Sunday, June 22, 2008

Mary / Martha

I’ve got an empty plate today; a bite or two of leftovers but nothing that adds up to a meal. I’m awaiting divine magnification of my supply. I’m looking through the scraps for meaning. I’m avoiding personal industry. It’s Sunday, after all.

The lushest year with all the rain, the longest day, yesterday, so much need for accomplishment, so little interest I feel in moving my body. I keep finding myself staring into the layers of clouds. If I gaze into them deeply enough, a switch will be flipped inside me and all the bits will come together with meaning. The tension in my chest will subside, or so it feels.

On the Mary/Martha scale of how we attend to life, I’ve always tipped a bit toward the Mary side. As I’ve grown older, in spite of all the obvious need for activity, I place increased weight on the Mary way. What I wish I could do is hire a flotilla of Martha’s. Then all would be perfect. My plate would be full in every way.

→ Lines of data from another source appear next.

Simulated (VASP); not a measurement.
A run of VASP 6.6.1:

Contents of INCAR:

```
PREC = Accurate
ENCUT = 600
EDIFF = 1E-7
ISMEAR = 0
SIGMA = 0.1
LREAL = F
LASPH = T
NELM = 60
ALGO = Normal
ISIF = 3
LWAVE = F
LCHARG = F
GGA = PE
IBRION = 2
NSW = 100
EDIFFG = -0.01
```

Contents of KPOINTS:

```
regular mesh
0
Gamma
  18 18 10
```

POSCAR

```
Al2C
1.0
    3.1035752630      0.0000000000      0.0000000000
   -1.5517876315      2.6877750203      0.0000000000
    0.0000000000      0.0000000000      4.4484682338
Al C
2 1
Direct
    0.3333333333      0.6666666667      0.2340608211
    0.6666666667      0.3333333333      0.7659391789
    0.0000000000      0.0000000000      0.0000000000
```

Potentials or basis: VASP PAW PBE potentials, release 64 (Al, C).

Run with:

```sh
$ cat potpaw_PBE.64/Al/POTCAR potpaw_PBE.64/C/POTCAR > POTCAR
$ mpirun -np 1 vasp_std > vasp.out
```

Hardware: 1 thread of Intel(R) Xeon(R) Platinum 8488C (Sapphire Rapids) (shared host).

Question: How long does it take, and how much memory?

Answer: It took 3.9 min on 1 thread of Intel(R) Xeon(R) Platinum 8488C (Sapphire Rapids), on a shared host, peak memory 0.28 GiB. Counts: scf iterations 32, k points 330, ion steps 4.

The raccoon stole my heavy glass pie plate from the front porch. It’s the cat’s dish and the raccoon checks it twice a day for leftovers. Yesterday morning I discovered it all the way across the lawn by the edge of the hill and I perceived her intention. Bemused, but not forward thinking, I simply brought it back to its accustomed station. I should have siliconed it to the concrete. Today it’s gone.

I picture her sly, intrepid, mothering little body dragging that dish home to her babies, putting it in place, staring at it expectantly from time to time, waiting for the magic. I imagine her disgust and disappointment when it remained stolidly empty. She was set to have a dreamy risk-free summer playing with the kids, getting out of the business of nursing, everybody snacking when they felt like it. It was a stellar plan but she was operating on a flawed premise.

I may well be also. I gather flowers from the overgrown garden where they’ve burst magnificently above the pigweed in spite of my total neglect. I place them on the kitchen table where I can feast on them tomorrow when it will be Monday; a long solstice Monday where I’ll have to get back to the business of business and content my Maryish heart, my raccoon heart, with brief glimpses of beauty while I forage for food.